REVIEW: A Undisputed Master, but Still Unknown in the U.S.; de Oliveira Returns at Age 93 with "I'm Going Home"
by Scott Foundas
(indieWIRE/08.19.02) -- Manoel de Oliveira is, in the U.S. at least, among the least recognized of the world's great contemporary filmmakers. But to say so may be redundant, in that being one of the world's great contemporary filmmakers and being well-known in the U.S. is almost always a contradiction in terms, unless you happen to be American and your language of choice is English. Even then there are no guarantees, and it's no doubt particularly difficult for American viewers to comprehend de Oliveira, who has made films in Portuguese, French, English and even silent films over the course of his 70-year career.
But de Oliveira hardly seems bothered by this shunning. At age 93, he has had films in the official selection at Cannes five years out of the last eight and is in the midst of perhaps his most vital creative period. He is making films with big, international stars now -- John Malkovich, Catherine Deneuve and the late Marcello Mastroianni, in particular -- and his filmmaking itself has evolved into a frothy and effortless personal expression. There's not a hint of stodginess in de Oliveira's best films nor in de Oliveira himself -- it could be said that he is now making the films of a much younger man, were there not so few nonagenarian directors with whom to compare him, and were it not for the fact that youth itself is no guarantor of youthfulness.

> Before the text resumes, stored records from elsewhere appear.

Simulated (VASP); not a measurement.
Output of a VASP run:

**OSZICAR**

"I'm Going Home," which was shot in Paris in 2000, and which features the great actor Michel Piccoli in maybe his greatest performance ever (certainly, it's one to put beside his turn in "La Belle Noiseuse") is what might be called a grand, summing-up film for de Oliveira -- one which seems to contextualize the longevity of his career as it confronts aging and one's desire to avert time's onward march. That is how the film might be considered, had de Oliveira not already done almost exactly that in his 1997 feature, "Voyage to the Beginning of the World," which starred Mastroianni as an aging filmmaker clearly patterned on de Oliveira. Yet both films, despite their summary power, are so intimate and unfettered by any grand design, that it's tempting to see them as two halves -- or, rather, the first two parts -- of some Proustian autobiographical whole. For at 93, de Oliveira and his films have become such a pleasure to behold, and who is to deny him his right to make two, four, or ten films about the puzzle of taking one's life into account?
Here, Piccoli does not play a filmmaker, but rather a celebrated actor, Gilbert Valence, who is informed that his wife, daughter, and son-in-law have died in a car crash. Valence assumes partial custody of his young grandson and, from there, we watch as the great performer attempts to cope with his sudden loss. To be specific, we watch as Valence more or less returns to his daily routine of morning coffee at a sidewalk cafe, afternoon shopping expeditions, and the continual search for the next great part. All of these actions are filtered by de Oliveira through an almost imperceptible, preternatural sadness. (Because de Oliveira hasn't included any scenes that directly address Valence's mourning, every scene seems somehow mournful as a result.) Valence's buying of a new pair of shoes, for example, is triumphant and melancholy, precisely for the ordinariness with which it is executed; buying the shoes makes Valence feel good, even though his world has recently been upended.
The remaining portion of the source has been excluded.